On returning to civvy street and training as a teacher, he took a post at Derwent Secondary Modern. In 1962, while still teaching full time and he opened his first permanent premises for his club at 56 Walmgate. He put on live groups and discos in the cellar room: York’s Cavern Club, he called it. The ceiling was only 7ft high: Neal remembers with grimace accidentally bashing his partner’s head during an energetic jive session more than once. He would publicise the club with posters at the main student hang-out, the Stonegate Coffee House (now Mulberry Hall). The club took up so much of his time that he gave up teaching in 1966. Nine years later Neal bought his present premises, the former Britannia Inn on Nunnery Lane. It is a deceptively large building, boasting umpteen rooms in which all manner of activities are pursued.

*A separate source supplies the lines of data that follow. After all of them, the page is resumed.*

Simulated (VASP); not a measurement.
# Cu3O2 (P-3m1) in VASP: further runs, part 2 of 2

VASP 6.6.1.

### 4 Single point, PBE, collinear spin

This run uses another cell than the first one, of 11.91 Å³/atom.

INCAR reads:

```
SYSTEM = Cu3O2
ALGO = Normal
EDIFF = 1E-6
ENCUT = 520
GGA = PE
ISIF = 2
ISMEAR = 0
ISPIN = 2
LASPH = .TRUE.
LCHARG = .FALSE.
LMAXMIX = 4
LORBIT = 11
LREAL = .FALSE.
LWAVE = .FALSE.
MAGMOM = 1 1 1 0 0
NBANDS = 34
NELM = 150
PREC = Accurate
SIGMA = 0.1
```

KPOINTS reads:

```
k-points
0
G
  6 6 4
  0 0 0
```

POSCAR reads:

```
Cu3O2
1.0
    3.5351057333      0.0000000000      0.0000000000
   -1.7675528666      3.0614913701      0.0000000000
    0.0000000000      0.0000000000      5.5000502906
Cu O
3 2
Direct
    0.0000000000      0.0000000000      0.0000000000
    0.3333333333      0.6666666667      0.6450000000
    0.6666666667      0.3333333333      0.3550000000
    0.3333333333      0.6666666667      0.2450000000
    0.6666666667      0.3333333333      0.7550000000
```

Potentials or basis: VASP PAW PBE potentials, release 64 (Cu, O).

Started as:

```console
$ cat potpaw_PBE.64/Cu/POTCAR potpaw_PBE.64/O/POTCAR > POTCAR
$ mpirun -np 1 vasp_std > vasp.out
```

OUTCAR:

Pass through the bar, and you come to a back room boasting a table football machine. On this the skills of two university table football champions were honed.Upstairs is a large spacious dancefloor, where Neal still takes jive classes. A smaller room dominated by two huge speakers, is where the York Classical CD Club listen to recordings. Guppy’s Enterprise Club, better known simply as Guppy’s, is home to an astonishing range of pursuits. The York Computer Club and the Argosy Club may be long gone. But they have been replaced by such as: York Movie Makers; Ted Heath Music Appreciation Society; York Poetry Workshop; and York Esperanto Club. Stored in a locker are the models used by the War Games Society, and the equipment of the Amateur Radio and Plastic Models societies. During the day, York University and the W.E.A. host adult education classes at Guppy’s. On a higher floor is Neal’s bedsit. His 65 hour working week involves being doorman, barman, bookkeeper, and dance teacher. His main role, however, is as the enthusiasts’ enthusiast: to “act as a catalyst to enthusiastic people”, whatever their passion.
His philosophy is that his club will never be subsidised. To earn a living he takes the admission fee and a cut of the bar takings, and runs a removal buisness. Neal salutes all those who have helped him make the club work, includung ex-wife Kay and his partners since.
I hope to fall down and die while I’m working ,” he says. “I hope that will be more than ten years away. Fifty years – that’s my aim. Otherwise it can’t be called a club of any longevity.”
The Ultimate Guppy
Article by Daniel Mayo for the Y Magazine, 29th May 1991
Neal Guppy is something of a living legend in York after running a club in the city for 30 years.
Daniel Mayo met the man behind Guppy’s Enterprise Club, and a successful removals company.
Reproduced courtesy of the Yorkshire Evening Press,York
Mention the name Neal Guppy to any fortysomething adult in York and they may well remember him as their youth leader. That was the case 20 years ago as Neal ran his Enterprise Club for the youth of the early ’70s. But it had been running since 1961. After the club’s humble beginnings in friends’ houses, Neal eventually moved to a permanent home in Walmgate – a cellar that could be reached only through a dark passage. Soon, 56 Walmgate became the full – time base for the Enterprise Club and many people passed down the side passage and through its door looking for an escape from childhood to adulthood. “I wanted to fill the gap that existed at that time,” said Neal. “It included those people who had just left school and started a job and who thought themselves too old for a youth club but were too young to go to a pub. “The cellar provided an adult atmosphere with no – one treating the youths like children. What also helped was that one room was licensed and the other was not.” “This gave the 16 and 17 – year – olds the feeling they were in a bar and they felt more grown up than they would going to a church hall for the same activities.” Neal found that out fast. He organised dances in church halls for three years running and no – one turned up at any of them. When he moved the dances to a house or a room in a pub, they were packed out.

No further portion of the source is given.